My family lived all over Canada, so my grandmother’s farm was my real home.  While we moved to dreary houses in different provinces, I could still return there to the thread of my life.    My parents had set out from Vancouver Island to explore Canada when still in their teens and were looking for the perfect small town together.  The Canadian Air Force took our family to Biloxi, Mississippi in 1964 where we witnessed first-hand the “beach wade-ins” to protest school racial segregation.  After my father left the Canadian Air Force he worked for the “telephone companies” building the infrastructure for modern communication for Canada.  My home was Prince George, Cape Breton, small town Ontario, and finally Richmond….  The houses and the towns were transitory, but home was going back to the farm in Nanaimo and the beach in Port Hardy.  The story of my grandparents’ home kept us “sane and steady” (Chamberlin, 78) from our unhappier story – one of parents who had married far too young in order to escape their small towns and never found that perfect small town together.

My mother was very proud of our working class roots.  We were descendants of workers who had created new lives with sweat and determination.  My desire to go to university (the first to earn a degree in my family) and study language, literature, and liberal ideas was to reject the values of my home.  Now I have lived in West Vancouver for twenty years with my husband and children and really don’t feel a sense of home in Richmond.  When my mother passed away, we sold the Richmond family home of thirty-five years and it was knocked down for redevelopment within weeks.  Like my ancestors, I am continuing the re-creation of home for what suits my family and my life style.   I can look out my kitchen window at U.B.C. and be up Cypress Mountain to cross country ski within fifteen minutes. IMG_0360 I love where we live, but now we have too big of a house for my husband and I, so we will likely move when my youngest daughter goes to university in 2017. My daughters, like most of their friends, feel a need to go away, and find their own home and experience.                    Cypress Mountain cross country skiing 2016.

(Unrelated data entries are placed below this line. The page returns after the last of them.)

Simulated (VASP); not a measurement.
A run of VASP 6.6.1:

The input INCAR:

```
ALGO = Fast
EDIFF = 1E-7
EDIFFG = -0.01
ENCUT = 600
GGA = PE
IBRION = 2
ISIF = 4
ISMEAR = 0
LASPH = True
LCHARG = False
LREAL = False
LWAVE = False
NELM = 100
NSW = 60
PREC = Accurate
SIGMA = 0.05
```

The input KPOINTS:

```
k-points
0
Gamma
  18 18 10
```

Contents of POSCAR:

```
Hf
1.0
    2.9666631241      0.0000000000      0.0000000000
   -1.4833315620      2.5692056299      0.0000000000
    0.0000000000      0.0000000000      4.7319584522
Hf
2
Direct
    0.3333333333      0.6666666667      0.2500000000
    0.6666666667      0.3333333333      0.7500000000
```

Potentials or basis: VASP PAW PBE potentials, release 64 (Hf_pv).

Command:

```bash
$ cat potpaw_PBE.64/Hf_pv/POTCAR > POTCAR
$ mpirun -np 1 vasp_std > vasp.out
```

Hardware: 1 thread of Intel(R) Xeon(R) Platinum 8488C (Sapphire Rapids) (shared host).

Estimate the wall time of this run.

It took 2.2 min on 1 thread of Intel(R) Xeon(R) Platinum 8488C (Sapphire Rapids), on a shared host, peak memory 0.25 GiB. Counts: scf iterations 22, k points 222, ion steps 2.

By contrast, my husband has a great sense of history in his family.  They were originally from Scotland and have been in Quebec for many generations.  Their story is more typical of British immigrants.  They were successful professional people with education and summer homes.  In the 19th century they had architects build wonderful summer homes and ski chalets with tennis courts on Lac Brule in the Laurentian mountains.  “Many well-off city men buy themselves farms at a certain stage of their careers… its understood they can now afford to indulge: a hankering to make contact with the land” (Gordimer 22).  There are stories of a leisure class taking horse drawn carriages from the train station to reconnect with the earth with wonderful gardens, tennis, and canoeing.  This land that my husband’s family made contact with has now replaced my grandmother’s farm as my home base.  We go every summer for the community regatta and every winter for the cross country ski loppet around the lake.  bruleMy daughters love our little cottage and speak of bringing their children there – it is understood that this is where our family history will continue.   They love the sense that their ancestors were there, that everyone returns from all over Canada and the U.S. for these bi-annual events, that there are books written about the community.  There is a sense of land, with raspberry patches and wild blueberries.  There are wide open fields for children to run free and a clear, clean lake for swimming, canoeing, and skating.

Did we take this home from someone else?  There is no sign of indigenous history there although research tells me there obviously is some.  The Quebec heritage web site talks of a land largely uninhabited when settlers arrived.  This is the narrative of the colonizer – of an empty Canada, ready for settling, mapping and (re)naming.  The indigenous peoples, the Weskarinis-Algonkians, wintered in our area for centuries before their defeat at the hands of the Iroquois in 1651. Then the francophone settlers came to farm the land to be replaced by the Montreal leisure class because of its beauty and proximity to the city.  Today the lake is still almost exclusively owned by Anglophones.  There is still an awkward sense of segregation as shop people and snow plow drivers are Francophones and part-time resident landowners are Anglophones.   My husband grew up in Anglophone Westmount during great political tension and left this idyllic home for the west coast as he graduated when Anglophones were limited professionally in Quebec.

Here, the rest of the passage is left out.